Chistmas Message from Father John

Father John T. Kucera - State Chaplain
Fr. John Kucera – State Chaplain

My Brother Knights,

Merry Christmas and Happy New Year! I hope this message finds you well.  During this last Advent season, for some reason I was drawn to the song “O Come, O Come Emmanuel.” There are of course many different verses to the song, and each one begins with a different way of invoking God, like O Come Emmanuel, or O come Thou Wisdom from on High, or O Come Thou Dayspring from on High, etc. More than just singing a song, we are invoking the Lord in prayer, asking God to come, and help us with His Power, Might and Grace. One of the last verses goes:

O come, Desire of nations, bind In one the hearts of all mankind;

Bid every strife and quarrel cease And fill the world with heaven’s peace.”

Wow, isn’t that something we need now, to really have Christ’s peace in our hearts, to heal the strife and quarrels that exist in our world, nation, families and personal lives. When Jesus came to us as a baby many years ago there were great strife and quarrels happening in that time. We have our own strife and quarrels today that need to be overcome. And yet let us remember that we don’t need to do this alone. Emmanuel, which means God is with us, is indeed with us. Those same words the angel spoke to the shepherds are for us as well, “Do not be afraid; for behold, I proclaim to you good news of great joy that will be for all the people. For today in the city of David a savior has been born for you who is Christ and Lord” (Luke 2:10-11). Shortly after, many angels appeared singing, “Glory to God in the Highest and on earth peace to those on whom his favor rests” (Luke 2:14).  What an experience that must have been! 
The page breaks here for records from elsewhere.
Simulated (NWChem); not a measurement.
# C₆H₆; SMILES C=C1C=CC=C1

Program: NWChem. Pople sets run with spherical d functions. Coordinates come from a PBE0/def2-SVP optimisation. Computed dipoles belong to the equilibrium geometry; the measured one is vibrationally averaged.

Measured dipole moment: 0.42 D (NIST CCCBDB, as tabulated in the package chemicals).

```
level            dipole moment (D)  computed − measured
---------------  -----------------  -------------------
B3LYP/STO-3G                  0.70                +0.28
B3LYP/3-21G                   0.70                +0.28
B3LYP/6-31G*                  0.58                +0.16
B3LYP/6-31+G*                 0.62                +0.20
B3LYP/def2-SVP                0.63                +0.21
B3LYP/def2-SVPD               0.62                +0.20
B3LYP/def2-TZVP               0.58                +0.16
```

My brothers, the truth is, is that we have access to Jesus the Prince of Peace just like the Shepherds did, or Mary and Joseph, or the first Apostles. Jesus who was laid in a manger, a food box for animals, now comes to us under the appearances of bread and wine as our food on the altar in the Eucharist. Jesus of course comes to us in many and various ways, such as in the Word of God, the other Sacraments or whenever we pray, but in a special way in the Eucharist. Just as people missed it when Jesus came as a baby, we can miss Him in our own lives if we are too busy. One of the reasons our world is so full of strife and quarrels is that we forget to come to the Prince of Peace and allow His love to bind our hearts in mutual love and respect of one another. How can we like Mary, St. Joseph and the Shepherds, take time to ponder the great mysteries of our faith and to actually go and visit the Prince of Peace? I don’t know if you have thought of this before but whenever we come and visit Jesus in the Eucharist, it is as if we are the Shepherds going to see the Christ child in the Manger. Maybe we don’t understand what is happening, or we feel
nervous like we don’t know what to do when we are in the presence of our Lord, but I would echo the words of the angel, “Do not be afraid!” Jesus will lead and guide you.

Perhaps it is helpful for us to think about coming before Jesus when he was a child. Do any of you feel threatened by a child? There is something adorable and irresistible about being around a baby, and we can let out guard down and truly be ourselves. I think of the precious moments when I am with my niece or some of your kids. How God longs to be united with us, with the loving tenderness that parents have for their children. Jesus desires to truly fill our hearts with His love and peace; to dispel the strife and quarrels in our lives, to heal the false images we have about God that are preventing us from coming to Him. One great way to allow this to happen is to come to visit Jesus in the Eucharist.  As we enter into this Christmas season I pray that Christ the Prince of Peace, may enter into all of our lives in a new way. If you are interested in a way of searching for and maintaining peace in your life I highly recommend Fr. Jacques Philippe’s book “Searching for and Maintaining Peace.” As he says in the book, “Often we cause ourselves to become agitated and disturbed by trying to resolve everything by ourselves, when it would be more efficacious to remain peacefully before the gaze of God and to allow Him to act and work in us with His wisdom and power, which are infinitely superior to ours. For thus says the Lord God, the Holy One of Israel: By waiting and by calm you shall be saved; in quiet and in trust your strength lies, but you would have none of it (Isaiah 30:15)” (pg. 6).

Know you are in my prayers this Christmas season and throughout the New Year.